This post remined me of what I had almost forgotten.
In 1981 I purchased my first computers for use with my ranching and trucking business.
I purchased an Epson QX-10 and two Epson QX-16's, plus 11 Epson HX-20's.
The QX Computers were for my office work and the HX-20's were one each for my truck drivers.
1981 was before Algore invented the internet. With the HX-20's each driver received a phone connector that consisted of a fixture that permitted him to place a hand held phone receiver on the fixture plugged into the HX-20. Each day, the driver would dial my office computer phone number from a truckstop phone booth, when the connection was heard, the driver would then place the truck stop phone hand set on the HX-20 connection and the HX-20 would transfer data and recive data from my QX office computer.
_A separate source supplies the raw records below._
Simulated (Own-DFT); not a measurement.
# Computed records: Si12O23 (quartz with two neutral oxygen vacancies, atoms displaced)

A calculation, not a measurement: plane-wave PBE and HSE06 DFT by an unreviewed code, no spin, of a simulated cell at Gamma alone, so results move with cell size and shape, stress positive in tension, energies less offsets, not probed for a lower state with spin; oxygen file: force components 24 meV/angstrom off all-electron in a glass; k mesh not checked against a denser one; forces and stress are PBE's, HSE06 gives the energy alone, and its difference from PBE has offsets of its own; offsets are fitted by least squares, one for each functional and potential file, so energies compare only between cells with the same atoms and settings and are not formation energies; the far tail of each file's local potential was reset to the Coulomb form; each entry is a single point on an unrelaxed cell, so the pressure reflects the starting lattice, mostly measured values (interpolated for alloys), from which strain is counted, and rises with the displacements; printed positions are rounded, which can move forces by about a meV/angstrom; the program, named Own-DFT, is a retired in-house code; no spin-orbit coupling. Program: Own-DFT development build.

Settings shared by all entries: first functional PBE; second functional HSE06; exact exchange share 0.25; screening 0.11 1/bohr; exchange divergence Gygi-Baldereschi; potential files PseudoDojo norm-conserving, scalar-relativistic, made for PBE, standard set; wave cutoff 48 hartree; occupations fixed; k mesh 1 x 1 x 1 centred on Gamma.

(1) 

This system worked well until I converted over to the Internet. In the 1980's Epson was the only company that provided computers suitable for the trucking industry and our ranches, and we were about the first to use them. This was before MicroSoft, etc. We used the ValDocs, TPA, operating system then. I still have a couple of the Epsons and I still use the Computers, but not the phone conections system.
For our ranch use, the Epson QX-16's still do things with our herd records, etc, that more modern computers cannot do. But they do not have Internet capability. And my drivers no longer use the HX-20's although I do use two of them personally for my own use.